Lolita (1962)

Composite Score: 81.9

Starring: James Mason, Shelley Winters, Sue Lyon, Gary Cockrell, Jerry Stovin, Diana Decker, Marianne Stone, and Peter Sellers

Director: Stanley Kubrick

Writers: Vladimir Nabokov, Stanley Kubrick, and James B. Harris

Genres: Crime, Drama, Romance

MPAA Rating: Not Rated

Box Office: $4,631 worldwide

Why should you Watch This Film?

                Lolita is the film adaptation of the highly controversial 1950s novel of the same name about a French professor who sexually abuses his American stepdaughter, adapted for the screen by Stanley Kubrick and the novel’s author Vladimir Nabokov. The film undoubtedly looks fantastic and is well-acted all around. It features diabolically unlikeable characters throughout its entirety, with no true heroes, just villains and victims. It handles the sexual nature of its subject matter with extreme tact and nuance, layering implication on entendre on facial expression to communicate the lascivious nature of its plot. All told, it certainly stands up decently as one of the greats.

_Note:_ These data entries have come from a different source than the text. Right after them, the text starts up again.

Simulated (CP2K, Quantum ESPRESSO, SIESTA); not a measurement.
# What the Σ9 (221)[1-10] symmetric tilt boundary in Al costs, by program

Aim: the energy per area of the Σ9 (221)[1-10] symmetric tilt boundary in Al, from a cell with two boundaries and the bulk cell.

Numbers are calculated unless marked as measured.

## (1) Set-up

Why shouldn’t you Watch This Film?

                Like the novel it is based on, Lolita fails to grant much agency at all to its female characters and often treats them with the same flippant attitude taken by “protagonist” Professor Humbert. Lolita’s mother Charlotte takes on the persona of equally overbearing and permissive mother, existing only to bring trouble to Humbert and Dolores, rather than the sympathetic and manipulated character that she truly is – the victim of an incredibly perverted suitor. Likewise, because of the implicit nature of the abuse in the film, Lolita comes across at first as intentionally seductive and eventually unreasonably vengeful, rather than simply a youthful victim of a child predator. The treatment of Lolita as almost a femme fatale, causing the decline in health and morals of a previously “respectable” professor, detracts from the film’s true message of critiquing such sexualization and condemning the actions of the professor. Because of how despicable we know this character to be, there is no need to justify the actions of the professor, nor to vilify the victim, Dolores.

So wait, why should you Watch This Film?

                Because of the aforementioned criticisms, it is important to approach Lolita with eyes wide open and not become sympathetic toward the film’s unreliable narrator. With that said, the performances in this film should be celebrated. Due to the sexual nature of basically everything in this film, most of the actual story is told implicitly through the expressions and statements of its characters, and that part is done unbelievably well. James Mason’s Professor Humbert is fascinatingly despicable and manipulative, in similar fashion to Joaquin Phoenix’s Arthur Fleck in Joker or Edward Norton’s Narrator in Fight Club, not a hero by any means but compelling, nonetheless. Shelley Winters as Dolores’s mother Charlotte delivers a tragically lovelorn performance, portraying desire and then heartbreak with equal skill. The young Sue Lyon shines as Lolita, particularly in her earlier scenes as the dominating temptress, filling in the role of femme fatale convincingly – flawed though such a portrayal may be. Peter Sellers as Clare Quilty might be the true star of the film, though. Opening as a deeply drug-addled murder victim, he then turns in scene-stealing performance after scene-stealing performance as the villainous writer/child predator who hounds Dolores and Humbert across America.

                Problematic though it undoubtedly remains, Lolita’s strong performances coupled with its ultimate condemnation of the predatory nature of both Humbert and Quilty help make its place among the Greatest Films of All Time feel less controversial. Its issues crafting strong female characters certainly make it one that merits watching with a critical eye, but it is certainly still a film worth watching. If you’re interested, it’s currently streaming on HBO Max.